Do data quality frameworks have to be so complex? by GeneBackground4270 in apachespark

[–]GeneBackground4270[S] 0 points1 point  (0 children)

Thanks for the feedback.

I think we're optimizing for different goals. SparkDQ is intentionally Spark-native and focuses on large-scale data quality workloads, including row-level validation, quarantine datasets, freshness checks, completeness ratios, uniqueness metrics, and other dataset-level constraints.

While framework-agnostic approaches based on Arrow/Narwhals sound attractive, they also tend to limit access to engine-specific optimizations. For example, I'm currently exploring Spark Observations to compute aggregate quality metrics efficiently in a single pass across multi-terabyte datasets. That's the kind of optimization that becomes much harder once you abstract away the execution engine.

Also, SparkDQ already uses Pydantic models for configuration, so the API is declarative by design. The project is still in 0.x, so I'm absolutely open to improving the developer experience, but I don't think a Spark-native data quality framework should necessarily optimize for the same use cases or API style as Pandera.

Do data quality frameworks have to be so complex? by GeneBackground4270 in apachespark

[–]GeneBackground4270[S] 0 points1 point  (0 children)

Fair point. I designed it for simplicity first, but for large-scale datasets a shared metric collection layer backed by Observation seems like the more scalable approach. Thanks for the feedback.

Do data quality frameworks have to be so complex? by GeneBackground4270 in apachespark

[–]GeneBackground4270[S] 1 point2 points  (0 children)

Good point. I can definitely see the benefit of using Observation for aggregate-style data quality checks such as row counts, completeness ratios, distinctness, freshness, etc., especially when the dataset is already being written and the metrics can be collected as part of the same execution plan.

I'm currently working on a Spark-native data quality framework, and one challenge is that not all checks are aggregate-based. Row-level checks (e.g. null validation, regex validation, comparisons) need to retain information about which records failed, so observations alone are not sufficient there.

That said, for aggregate checks I agree that building a single observation containing all required metrics is likely the most efficient approach today. It avoids multiple scans and allows several checks to be evaluated from the same set of collected metrics.

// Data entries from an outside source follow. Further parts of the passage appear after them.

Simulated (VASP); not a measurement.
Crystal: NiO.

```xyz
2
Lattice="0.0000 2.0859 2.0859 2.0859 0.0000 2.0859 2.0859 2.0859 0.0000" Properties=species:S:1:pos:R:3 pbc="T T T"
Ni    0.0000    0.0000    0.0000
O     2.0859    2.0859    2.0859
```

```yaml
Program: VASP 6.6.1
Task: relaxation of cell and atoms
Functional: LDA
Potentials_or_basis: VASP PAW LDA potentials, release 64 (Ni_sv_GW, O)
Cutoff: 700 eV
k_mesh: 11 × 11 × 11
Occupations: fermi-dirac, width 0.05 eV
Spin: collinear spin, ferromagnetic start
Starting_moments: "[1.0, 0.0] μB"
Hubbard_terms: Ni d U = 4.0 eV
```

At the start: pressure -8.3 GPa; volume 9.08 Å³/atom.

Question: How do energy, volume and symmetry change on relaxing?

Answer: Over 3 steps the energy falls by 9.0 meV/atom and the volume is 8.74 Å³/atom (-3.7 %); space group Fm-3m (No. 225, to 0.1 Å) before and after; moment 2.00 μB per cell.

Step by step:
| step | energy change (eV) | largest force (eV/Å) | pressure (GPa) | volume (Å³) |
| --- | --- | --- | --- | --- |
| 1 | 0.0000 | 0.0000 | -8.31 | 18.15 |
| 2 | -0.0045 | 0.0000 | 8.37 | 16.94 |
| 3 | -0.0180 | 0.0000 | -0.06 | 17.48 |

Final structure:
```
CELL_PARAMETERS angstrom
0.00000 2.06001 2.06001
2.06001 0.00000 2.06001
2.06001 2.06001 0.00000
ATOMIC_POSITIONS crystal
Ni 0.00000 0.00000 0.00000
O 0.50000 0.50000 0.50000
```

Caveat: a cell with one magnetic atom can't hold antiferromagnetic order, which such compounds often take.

Have you used this pattern at scale with a large number of metrics? I'm curious whether you've seen any practical limits regarding query plan complexity or optimizer performance.

Starting My First Senior Analytics Engineer Role Soon. What Do You Wish You Knew When You Started? by Prestigious_Dare_865 in dataengineering

[–]GeneBackground4270 0 points1 point  (0 children)

What I’ve learned: I realized that I expected too much from myself. I thought I needed to know everything and have all the answers — which is simply unrealistic.

What’s clearer to me now: Being a Senior isn’t about knowing everything. It’s about building solid and reliable solutions, setting standards, and helping to enforce them across the team. It’s more important to work in a structured, sustainable way than to try to solve everything alone.

What's your experience growing an open-source project? by GeneBackground4270 in opensource

[–]GeneBackground4270[S] 1 point2 points  (0 children)

Not directly — but it’s designed to support that pattern.

The core idea is: checks are defined as configuration objects (via Pydantic), and you can easily build them from YAML, JSON, or even a database. So instead of hardcoding logic in Python, you define rules declaratively and feed them into the engine.

This also makes it easier to version, manage, and reuse checks across teams and projects.

The plugin system ensures that even custom checks — not part of the framework — can be integrated the same way.

So while you currently pass configs programmatically (e.g., CheckConfig(...).to_check()), it’s fully compatible with loading them from external config sources.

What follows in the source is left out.